Passing Personality Testing At Assessment Centres

Personality Testing At Assessment Centres

Personality testing and profiling is big business, and whatever your personal feelings about these psychometric tests, employers feel that they add to the recruitment and assessment centre process and therefore you should expect to have to complete one for most jobs (especially supervisor level and above).

Personality profiling is aimed at finding out whether you fit into the organisation and how you operate.  Some organisations are highly driven and want staff who score high on ambition and drive, whereas other organisations run more as a cooperative and are looking for more cooperative employees, who are willing to sacrifice their own ideas and glory for the good of the whole team.  These are extreme examples but I am sure you can see that someone who fits the first category would be frustrated in an organisation offering the second setting.

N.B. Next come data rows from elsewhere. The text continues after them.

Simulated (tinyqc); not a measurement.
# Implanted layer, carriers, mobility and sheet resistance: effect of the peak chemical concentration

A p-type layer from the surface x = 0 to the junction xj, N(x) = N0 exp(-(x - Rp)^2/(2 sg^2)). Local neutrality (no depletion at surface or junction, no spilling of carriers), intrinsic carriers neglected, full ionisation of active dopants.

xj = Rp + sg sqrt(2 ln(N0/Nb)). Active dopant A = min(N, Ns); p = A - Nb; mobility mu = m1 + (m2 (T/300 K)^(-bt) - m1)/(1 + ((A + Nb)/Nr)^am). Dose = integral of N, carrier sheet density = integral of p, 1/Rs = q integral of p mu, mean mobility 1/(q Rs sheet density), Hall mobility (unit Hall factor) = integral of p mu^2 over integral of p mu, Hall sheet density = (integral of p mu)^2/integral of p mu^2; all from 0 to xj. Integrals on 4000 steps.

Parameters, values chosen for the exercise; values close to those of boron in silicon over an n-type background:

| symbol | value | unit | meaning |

Traditionally personality profiling centres around what is known as the Big Five personality traits.  These are traits that have been studied for many years and have been found to be reliable to test (in other words they can be tested fairly accurately on different people and gain reliable results) and consistent in that they don’t suddenly change within most people’s lifetimes.  For example, someone who is an extrovert is not likely to change to become introvert unless they have undergone some life changing experience.  The Big Five are:

  • Extroversion – the amount to which you like to gain energy from the outside world, integrating and sharing ideas
  • Neuroticism/anxiety – this aims to measure how excited or anxious you become around work tasks
  • Openness to experience/conformity – this aims to measure whether you are a ‘corporate beast’ or a ‘maverick’
  • Agreeableness/tender versus tough mindedness – aims to measure the extent to which you follow others and are able to take decisions independently
  • Conscientiousness – this is the amount to which you are able to focus on your work and pay attention to detail.

Have a quick look through that list and think that if each one was depicted as on a line, where would you be on that line?

Can you see that some jobs and some organisations might want very different types of people?  Further that if the fit is not a good one, then you could find the job or workplace very stressful?  For example someone with a high score in neuroticism/anxiety might find that they are driven to complete distraction by a job that relies on detail and deadlines.  A person who prefers conformity at work may feel very uncomfortable in a loosely managed company that values feedback on experience rather than being given direction.  An employee who has a high level of agreeableness and likes to ‘keep the peace’ may struggle when told that they are expected to get tough and make all the decisions themselves.  Finally we all have differences in how much detail we put into our work, and perfectionists do not always work well with those that prefer a broad brush approach.

These Big Five are only the beginning and most personality tests will ascertain these and many other personality factors that sit together, to give an outline of the person and provide insight for the assessors.

Traditionally personality profiles were completed with a pen and paper in a test situation but now it is more likely that you will be sent a link via email and you complete the online test.  There are three critical things that you need to remember:

  1. However much you are tempted, never get anyone else to complete the test for you.  Be honest and complete it yourself.  If your profile is contrary to the employers needs, you would not be happy there and would probably leave anyway, and further, it would be embarrassing to be asked at an interview why you answered a question in a certain way when in the other activities you behaved in a completely different way.
  2. Concentrate and complete the task in one sitting. The computer is not only registering your responses, it is counting how long you take.  If you leave the test midway to have a chat or go and make a drink, your results will be flagged up as ‘odd’ and you will be questioned about this at the assessment centre.  Neither should you be too fast – a paper of around 120 questions should take you about 20-40 minutes to complete.  If you take 10 minutes there is a danger that you have not read and considered the questions sufficiently and if you took over an hour, it may indicate that you are either not taking the test seriously (and you went off to do something else) or that perhaps you were trying to research the ‘right answer’ online or by asking others.
  3. There are no right or wrong answers.  A personality test is not there to find out whether you are an axe-wielding mad person or murderer, it is just about fit – and you will have an opportunity to discuss the outcome and disagree with it if you feel it is not a fair representation of you.